South Sudan's President Salva Kiir addresses the nation at
the South Sudan National Parliament in Juba, November 18.
South Sudan’s President Salva Kiir
has re-appointed his rival Riek Machar as vice president, a decree said on
Thursday, the culmination of a deal to try to end months of civil war in the
world's newest nation.
The
announcement returned the presidency to where it was soon before fighting
erupted between supporters of the two men in December 2013 - a conflict that
went on to kill thousands of people and force more than two million to flee.
Both
sides, under pressure from Washington, the United Nations and other powers,
signed an initial pact in August, and agreed to share out ministerial positions
in January.
But that accord has repeatedly
broken down and a U.N. report last month said both leaders qualified for
sanctions over atrocities in the conflict.
The decree
read out on state TV said Machar would be first vice president, his position
before he was sacked in 2013, the move that eventually triggered the violence.

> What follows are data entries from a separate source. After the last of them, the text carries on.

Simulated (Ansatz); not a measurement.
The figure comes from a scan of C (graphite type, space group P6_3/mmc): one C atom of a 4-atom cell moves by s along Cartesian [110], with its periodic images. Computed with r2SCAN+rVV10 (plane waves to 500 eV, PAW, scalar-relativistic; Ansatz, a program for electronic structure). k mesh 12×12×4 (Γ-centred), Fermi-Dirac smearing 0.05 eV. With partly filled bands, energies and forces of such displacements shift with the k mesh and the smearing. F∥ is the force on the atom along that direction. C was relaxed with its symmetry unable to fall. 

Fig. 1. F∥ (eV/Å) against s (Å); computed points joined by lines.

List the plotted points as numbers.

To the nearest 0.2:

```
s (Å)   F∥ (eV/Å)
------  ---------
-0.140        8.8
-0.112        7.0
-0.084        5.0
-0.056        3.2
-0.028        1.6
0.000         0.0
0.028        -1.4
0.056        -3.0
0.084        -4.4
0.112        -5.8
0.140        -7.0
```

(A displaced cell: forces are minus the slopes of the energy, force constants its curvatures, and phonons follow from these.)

There was no immediate announcement from Machar.
Oil-producing
South Sudan split away from Sudan in 2011 amid mass celebrations and promises
of aid and good will from most of the developed world.
But its
regional and Western backers were dismayed when fighting erupted, often along
ethnic lines.
Last
month's confidential report by a U.N. panel that monitors the conflict in South
Sudan for the Security Council stated that Kiir and Machar were still
completely in charge of their forces and were therefore directly to blame for
killing civilians and other actions that warrant sanctions.
According
to the report, those violations include extrajudicial killings, torture, sexual
violence, extrajudicial arrest and detention, abductions, forced displacement,
the use and recruitment of children, beatings, looting and the destruction of
livelihoods and homes.
The report
described how Kiir's government bought at least four Mi-24 attack helicopters
in 2014 from a private Ukrainian company at a cost of nearly $43 million.
It added
that Machar's forces were trying to "acquire shoulder-fired anti-aircraft
missiles to counter the threat of attack helicopters, specifically citing the
need to continue and indeed escalate the fighting."